Ok, I am starting to blog about this before I even got very far into the chapter because I am just SO AMAZED at the wisdom of God. I had not read in this book for quite some time, and I was feeling pretty bad about it, especially since I was supposed to be done with it by now. However, I didn’t feel led to continue reading yet until today, when God would not let me go to sleep until I had read it. I realized that His timing is PERFECT, as just this morning and all that He has spoken to me about had literally launched me into this mansion (the fifth mansion) of longing for oneness with Him and living in response to His love.
So much about Abigail’s story really spoke to me. I highlighted so much of that section. When Mary talked about listening with both ears, one ear to the person and the other to the love of Jesus for that person, I may not have understood that yesterday. I love this quote: “As I’ve learned to let God love me, and give myself totally to that Love, I find I can recognize the longing for Him in others and sense Jesus’ heart of love for that person.”
As she talked about being present with Christ everywhere, I understood that. I have sensed a growing realization of His presence with me everywhere, especially at work and even cleaning my apartment. I sense His strength and Spirit inside of me. This part has been great, but there is another side to the coin.

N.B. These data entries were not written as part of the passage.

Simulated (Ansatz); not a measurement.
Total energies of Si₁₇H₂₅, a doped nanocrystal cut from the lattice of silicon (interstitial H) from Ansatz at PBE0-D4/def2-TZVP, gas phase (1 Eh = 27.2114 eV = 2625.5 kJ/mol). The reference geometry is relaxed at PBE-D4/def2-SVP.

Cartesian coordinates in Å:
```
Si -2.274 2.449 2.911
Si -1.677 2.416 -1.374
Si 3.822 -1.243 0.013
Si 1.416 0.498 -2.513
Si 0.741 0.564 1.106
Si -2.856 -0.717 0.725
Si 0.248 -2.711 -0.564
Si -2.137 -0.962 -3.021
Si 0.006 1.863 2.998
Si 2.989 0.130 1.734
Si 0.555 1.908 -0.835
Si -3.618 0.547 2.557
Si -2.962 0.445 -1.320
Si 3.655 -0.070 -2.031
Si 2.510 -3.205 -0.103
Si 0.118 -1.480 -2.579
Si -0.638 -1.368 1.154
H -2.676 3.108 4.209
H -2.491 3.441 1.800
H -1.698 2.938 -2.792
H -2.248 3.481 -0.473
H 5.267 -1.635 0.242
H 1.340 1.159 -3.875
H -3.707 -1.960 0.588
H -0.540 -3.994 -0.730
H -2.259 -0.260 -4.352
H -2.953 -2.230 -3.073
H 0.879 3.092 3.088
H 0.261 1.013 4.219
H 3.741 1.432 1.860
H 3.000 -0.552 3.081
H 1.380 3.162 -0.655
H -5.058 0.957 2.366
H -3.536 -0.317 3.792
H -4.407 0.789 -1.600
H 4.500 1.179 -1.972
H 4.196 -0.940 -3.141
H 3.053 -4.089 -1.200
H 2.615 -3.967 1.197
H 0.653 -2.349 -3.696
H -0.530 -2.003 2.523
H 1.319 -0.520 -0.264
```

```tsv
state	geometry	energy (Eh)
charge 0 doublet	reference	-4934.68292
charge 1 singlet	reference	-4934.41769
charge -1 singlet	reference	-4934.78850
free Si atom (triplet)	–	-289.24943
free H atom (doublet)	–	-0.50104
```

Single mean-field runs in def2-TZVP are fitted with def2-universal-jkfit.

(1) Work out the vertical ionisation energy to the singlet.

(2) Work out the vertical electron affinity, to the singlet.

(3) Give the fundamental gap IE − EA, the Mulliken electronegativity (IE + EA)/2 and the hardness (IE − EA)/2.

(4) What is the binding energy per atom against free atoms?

I feel like in a way I have taken a step backward for the very reason that was mentioned in this chapter: “experiencing more of God’s holiness brought with it a greater realization of [my own] sin.” I hadn’t been able to put my finger on what was holding me back until I read it, and it clicked. I see the depth of my need for God more, and there is a spiritually visible barrier between Him and myself that somehow, in the near future, will need to come down.
Also, something else that was brought up was that Abigail started to see “how trivial her ministry seemed.” I am totally experiencing that right now. I love my job, much deeper than I ever have and I put my all into working. However, my heart longs to give so much more to God, because I see how extravagantly He has loved me. It is so hard to be content where I am right now, when I wish to give my life and my everything to something “greater.” She talks about a “awareness of a subtle resistance in her heart to letting God get closer.” Yeah, that is totally where I am at right now. Interesting how this is closer to God than the last mansion, when I felt like I was in such incredible communion with Him.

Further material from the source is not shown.